Facebook and Google spread ‘their’ net

On Monday last week, amid great hoopla, the Queen Elizabeth prize for engineering was awarded to Sir Tim Berners-Lee, Robert Kahn, Vinton Cerf, Louis Pouzin and Marc Andreessen.

The 15-person selection panel said the five men had all contributed to the revolution in communications that has taken place in recent decades. Which is manifestly true.

But the fine distinctions between the contribution each made escaped BBC News, which treated them all as inventors of the internet.

The truth is more complicated: Cerf, Kahn and Pouzin can legitimately get most of the credit for designing the network; Berners-Lee built the web on the foundations laid by them; and Marc Andreessen (with his colleague Eric Bina, who is strangely omitted from the prize list) in turn built on Berners-Lee's work by creating the first major web browser. The cavalier way in which the BBC lumped all these contributions together led your exasperated columnist to tweet "BBC News makes elementary schoolboy mistake — confusing the web with the internet. Bah! #cluelessness".

Difference between web and net
Which in turn led a bemused follower to ask the following day: "What's the difference between the web and the net?"

If at this stage you detect the buzzing of a bee in a bonnet, then you are spot on.

I devoted a year of my life to writing a book on the subject, triggered by a conversation I had with a senior politician in which he revealed that he thought the web and the internet were the same thing.

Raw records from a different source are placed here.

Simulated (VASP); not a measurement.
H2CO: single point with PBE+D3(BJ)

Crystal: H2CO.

This seemed to me about the biggest misconception one can have about the technology (it is like believing that Virgin Pendolino trains are the railway network) and led me to wonder how someone so powerful and well-informed could confuse a single application with the infrastructure that makes it possible.

A few months later, I mentioned this conversation to Berners-Lee at the Royal Society symposium about the net. He smiled his enigmatic smile. "There are 200-million people in the world who think Facebook is the net," he said.

(This was when Facebook had about 300-million users.)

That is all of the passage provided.